We may have found the source of some the universe’s heaviest elements.

Cosmic Forge

In March, astronomers using the James Webb Space Telescope observed two runaway neutron stars collide in a staggering explosion that discharged a gamma ray burst (GRB) over one million times brighter than the entire Milky Way galaxy — the second brightest of its kind ever observed.

Now, in a new study published in the journal Nature, the astronomers confirm that the intense forces in the explosion, known as a kilonova, fused rare heavy metals like tellurium in the event's aftermath. It may be the strongest proof yet that GRBs caused by explosions like a kilonova play a central role in the creation of these heavy elements across the universe.

"For the first time we have evidence of these particular kinds of elements being formed in these mergers," study lead author Andrew Levan, an astrophysicist at Radboud University in the Netherlands, told The Guardian.

"It's 150 years since we've had the [periodic table] and we still don't know where a good number of elements come from," he added. "One of the things we're trying to do is fill in those gaps."

Long Lasting

Neutron stars are the collapsed cores of massive stars, and are considered to be some the densest objects in the cosmos. Think of them as a star as big or several times bigger than our Sun crushed into the size of a city.

The two stars observed in the study were part of a binary system that was ejected 120,000 light years away from their home galaxy, the researchers said, spending billions of years gradually spiraling closer together.

The resulting explosion was extraordinary in more ways than one. The GRB was not only remarkably bright, but unusually long as well, lasting 200 seconds. That's far longer than most previously identified GRBs caused by merging neutron stars, which only last less than two seconds, though only a handful have ever been observed.

Heavy Stuff

Despite the rarity of kilonovae, the detection of tellurium suggests that other heavy elements nearby on the periodic table like iodine — considered to be essential to sustaining life on Earth — as well as thorium, are spread throughout the cosmos by these epic explosions. Lighter elements like iron, by contrast, are believed to be fused in the cores of stars.

"About half of the elements heavier than iron are probably made in these events," Levan told The  Guardian. "We hoped to see this, but you never quite know what you're going to get."

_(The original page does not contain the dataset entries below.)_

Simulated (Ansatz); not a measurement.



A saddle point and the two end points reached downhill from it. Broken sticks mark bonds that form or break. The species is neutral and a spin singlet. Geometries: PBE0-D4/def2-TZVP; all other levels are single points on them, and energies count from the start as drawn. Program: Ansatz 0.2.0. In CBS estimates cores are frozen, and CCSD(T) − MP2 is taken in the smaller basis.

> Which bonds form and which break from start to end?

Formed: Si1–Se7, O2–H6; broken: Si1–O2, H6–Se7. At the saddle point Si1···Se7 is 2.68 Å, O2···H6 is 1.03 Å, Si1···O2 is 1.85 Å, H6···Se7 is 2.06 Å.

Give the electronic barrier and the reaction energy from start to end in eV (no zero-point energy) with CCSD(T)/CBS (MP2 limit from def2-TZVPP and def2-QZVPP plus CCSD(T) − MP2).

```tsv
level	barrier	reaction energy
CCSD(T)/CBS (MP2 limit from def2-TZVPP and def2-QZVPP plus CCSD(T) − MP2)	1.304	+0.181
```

But the researchers studying these immense explosions are only getting started. Ideally, they hope to catch more of these GRBs in the act.

"Our next job is to find more of these long-lived mergers and develop a better understanding of what drives them — and whether even heavier elements are being created," said co-author Ben Gompertz, an astronomer at the University of Birmingham, said in a statement about the work.